- Elham Amini
- Shikhar Bahadur Bhandari
- JP Burgess
- Tyler Lentini
- Stan Misina
- Tony Prahtchaya Poonsombaht
A study of how natural factors such as solar irradiance, solar angle, cloud cover, rainfall and more effect solar panel power generation.
The reason we selected this topic is to hopefully encourage state governments and buisnesses to invest in solar energy stations and solar technology. We would like to show how location and weather patterns can inform the potential for solar panel electrical generation. We propose building a machine learning model that takes solar irradiance, temperature, wind, cloud cover and solar angle into account to provide an estimate of solar panel generation potential. Hopefully we could use this model to encourage state governments to invest in solar power by showing the predicted amount of power generation. We hope to show promising results, and enthuse our government into writing and approving more policies and bills in regards to the production of solar stations and solar technology.
- Electrical output
- Irradiance
- Temperature
- Wind
- Solar Angle
A database covering minute to minute solar panel output and weather data from 2015 to 2018. Export to CSV.
- Temperature
- Wind
- Solar Irradiance
- Solar Zenith Angle
Database covering hourly global solar irradiance. We can customize the api attributes based on features we need. Database converted to csv.
- Can we find a relation between weather patterns and solar power generation to inform state governments of the potential for solar power in their area?
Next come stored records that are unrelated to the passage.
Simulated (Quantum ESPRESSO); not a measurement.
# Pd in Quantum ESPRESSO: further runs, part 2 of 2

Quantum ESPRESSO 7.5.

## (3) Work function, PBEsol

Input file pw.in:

- Can we find a relation between weather patterns and solar power generation?
- Do weather patterns have an effect on solar power generation?
- Could these predictions lead to policy adoption and changes?
- Can the study be used to promote investment in solar power generation facilities?
We will use a postgreSQL database to house our data. Sample data is pulled from https://pvdata.nist.gov/ and loaded to the database. We will merge data from our weather table with the features for our linear regression. Our machine learning model takes features from the solarData table and performs linear regression.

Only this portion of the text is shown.